There was no real reason for me to have only created one post in February, it's just the longer it went on the more spectacular the post had to be to make up for the gap and so on (insert vicious circle here). But it's March and apparently, from gazing outside, it's brought it's old mate spring along with it. A very, very welcome gatecrasher as far as I'm concerned.
Honestly! I'm currently wearing the blossom print smock dress that's been shivering in the wardrobe since October sitting in the little wicker chair in the conservatory and basking in the brilliant sunshine. With only my trusty pink laptop (which mercifully forgave me for upending a cup of tea all over it about a month ago), the remains of my lunch -which boils down to a used plate, and a half eaten packet of Cadbury's chocolate animal crackers- and the Sound and the Fury. I bought it on a whim from Foyles last time I was in St. Pancras Station because bookshops are my nerdy girl's bank account kryptonite, and the cover looked so pretty that I snapped it up and consequently fell in love. But no, not all of it makes that much sense. But that's ok, the guy that wrote the introduction said as much before I'd so much as looked at the first sentence.
Right, massive Faulkner related deviation over. I swear.
I was back in Sheffield again this weekend, and I'm really begining to 'get down' with the city's laidback but somehow also buzzing vibe. Plus, Greg has some amazing friends that made me, the so-much-younger-than-everyone-else-I'm-practically-prepubescent-outsider feel utterly welcome and not give me the 'Bruce Springsteen tshirt and Topshop ruffled skirt? Really?' look that I probably deserved. Oh and myspace.com/likeslions, mhmmmmmm.

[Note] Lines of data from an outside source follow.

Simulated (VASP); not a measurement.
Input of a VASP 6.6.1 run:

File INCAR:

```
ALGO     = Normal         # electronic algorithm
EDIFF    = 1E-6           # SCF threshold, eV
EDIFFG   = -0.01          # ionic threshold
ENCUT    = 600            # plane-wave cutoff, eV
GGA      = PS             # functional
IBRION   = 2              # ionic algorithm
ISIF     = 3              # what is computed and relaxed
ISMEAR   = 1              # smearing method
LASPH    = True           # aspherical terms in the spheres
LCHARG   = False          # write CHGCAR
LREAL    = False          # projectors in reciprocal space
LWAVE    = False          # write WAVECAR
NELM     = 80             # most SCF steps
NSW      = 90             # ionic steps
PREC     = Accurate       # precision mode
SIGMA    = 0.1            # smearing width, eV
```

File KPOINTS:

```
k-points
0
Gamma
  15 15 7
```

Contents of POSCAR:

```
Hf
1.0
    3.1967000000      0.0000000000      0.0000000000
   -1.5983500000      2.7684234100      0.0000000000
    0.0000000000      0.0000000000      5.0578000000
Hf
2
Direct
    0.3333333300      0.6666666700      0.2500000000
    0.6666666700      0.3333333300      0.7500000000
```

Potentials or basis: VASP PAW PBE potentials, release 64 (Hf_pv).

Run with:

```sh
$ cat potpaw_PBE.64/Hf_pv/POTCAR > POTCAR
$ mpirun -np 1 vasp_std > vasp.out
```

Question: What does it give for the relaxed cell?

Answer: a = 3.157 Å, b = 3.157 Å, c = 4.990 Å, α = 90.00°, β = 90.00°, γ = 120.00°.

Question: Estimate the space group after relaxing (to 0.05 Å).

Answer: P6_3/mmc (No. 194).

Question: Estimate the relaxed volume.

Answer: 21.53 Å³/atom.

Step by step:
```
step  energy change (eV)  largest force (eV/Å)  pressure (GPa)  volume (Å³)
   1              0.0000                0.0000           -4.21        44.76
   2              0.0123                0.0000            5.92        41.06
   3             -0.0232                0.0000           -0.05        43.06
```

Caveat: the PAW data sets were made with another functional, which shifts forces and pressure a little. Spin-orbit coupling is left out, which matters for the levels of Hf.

BUT I FINALLY GOT OFF MY BACKSIDE AND BOOKED MY TICKETS OUT OF BLIGHTY TOWARDS SUNNIER, MORE CULTURED AND (PREDOMINANTLY) ASIAN CITIES and it gives me a slight thrill to inform the web that as of the 19th of April I'll be backpacking with two best friends and a glockenspiel. I live the strangest life when I look at it in print.
Ps. Sorry vocal chords, but me and Croque Monsieurs have a love thang going on. Please forgive my excessive binges of these Parisian buttery, cheesy delights and don't get angry and phlemy. That'd be super.